2019-06-16

A Brief History of Pipeline Operator

Pipeline operator is experimentally introduced to the bleeding edge of Ruby. For some reason, this seems to lead a lot of people to leave their comments on the ticket of the bug tracker.

I investigated the history of the pipeline operator. I’m not an expert on the operator, so let me know if this article contains any wrong description.

What is pipeline operator?

This is what pipeline operator is from users’ perspective:

x |> f |> g |> h  # identical to h(g(f(x)))

In the function-application expression h(g(f(x))), the order of the function call (fgh) is different from the literal order in the program (hgf). This problem becomes more serious when the function names are longer:

wonderful_process_h(
  marvelous_process_g(
    fantastic_process_f(
      astonishing_argument_x
    )
  )
)

It also suffers from indentation hell.

The pipeline operator |> solves both problems:

astonishing_argument_x
|> fantastic_process_f
|> marvelous_process_g
|> wonderful_process_h

There are neither “order” problem nor indent problem.

Isabelle/ML

According to The Early History of F#, the first language that introduced pipeline operator is Isabelle/ML. We can read the discussion at 1994.

According to the discussion, its purpose was to avoid the above two problems: programmers want to write function names as their execution order. For example, we write the following code in ML to make AAA, add BBB to it, add CCC to it, and then add DDD to it:

add DDD (add CCC (add BBB (make AAA ())))
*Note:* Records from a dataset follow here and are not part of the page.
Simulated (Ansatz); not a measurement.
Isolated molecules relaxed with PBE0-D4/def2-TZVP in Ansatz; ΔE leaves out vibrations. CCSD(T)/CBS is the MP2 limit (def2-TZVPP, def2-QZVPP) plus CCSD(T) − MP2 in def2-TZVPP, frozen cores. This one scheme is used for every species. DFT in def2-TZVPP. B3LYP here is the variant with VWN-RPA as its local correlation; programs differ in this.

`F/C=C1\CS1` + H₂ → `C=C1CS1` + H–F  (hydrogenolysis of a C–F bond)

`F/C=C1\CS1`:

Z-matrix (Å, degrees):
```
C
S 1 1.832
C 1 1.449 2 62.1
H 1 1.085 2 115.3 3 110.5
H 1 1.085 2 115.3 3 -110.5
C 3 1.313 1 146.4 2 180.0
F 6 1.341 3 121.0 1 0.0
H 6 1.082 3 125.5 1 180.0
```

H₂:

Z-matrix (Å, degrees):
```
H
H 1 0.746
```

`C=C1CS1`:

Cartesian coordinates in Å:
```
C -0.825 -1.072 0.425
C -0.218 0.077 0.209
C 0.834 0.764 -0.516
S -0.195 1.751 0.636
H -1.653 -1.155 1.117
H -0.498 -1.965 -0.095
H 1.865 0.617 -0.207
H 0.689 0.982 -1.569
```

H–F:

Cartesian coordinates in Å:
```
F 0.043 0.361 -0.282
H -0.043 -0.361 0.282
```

By using |>, we can write the same program as follows:

make AAA
|> add BBB
|> add CCC
|> add DDD

The operator was called “also” in the original proposal. In fact, MLs let programmers define infix operators using even alphabets, and can write make AAA add BBB add CCC add DDD by defining add infix operator based on add function. So, you actually don’t need another feature like “also”, but it would avoid messing the program with a bunch of add_XXX infix declarations.

Here are some commits involving also and |> from Isabelle/ML repository.

F

F# is a language for .NET Framework. It is based on OCaml.

Pipeline operator has been popular because it was introduced by F#. “Expert F#”, a book written by Don Syme who is the designer of F#, says “The |> forward pipe operator is perhaps the most important operator in F# programming.”

According to The Early History of F#, pipeline operator was added to the F# standard library in 2003. The reason why |> is particularly important is not only because the function order is good, but also because it is easy for type inference. The type-inference algorithm of F# is left-to-right, based on information available earlier in the program. Consider the following program:

let data = ["one"; "three"]
data |> List.map (fun s -> s.Length)

In the above case, the type inference knows that data is string list, so no type annotation is required. However, if we write it in a traditional style without |>,

List.map (fun (s: string) -> s.Length) data

An annotation s: string is required because data follows the anonymous function. (This example is attributed to “The Early History of F#”.)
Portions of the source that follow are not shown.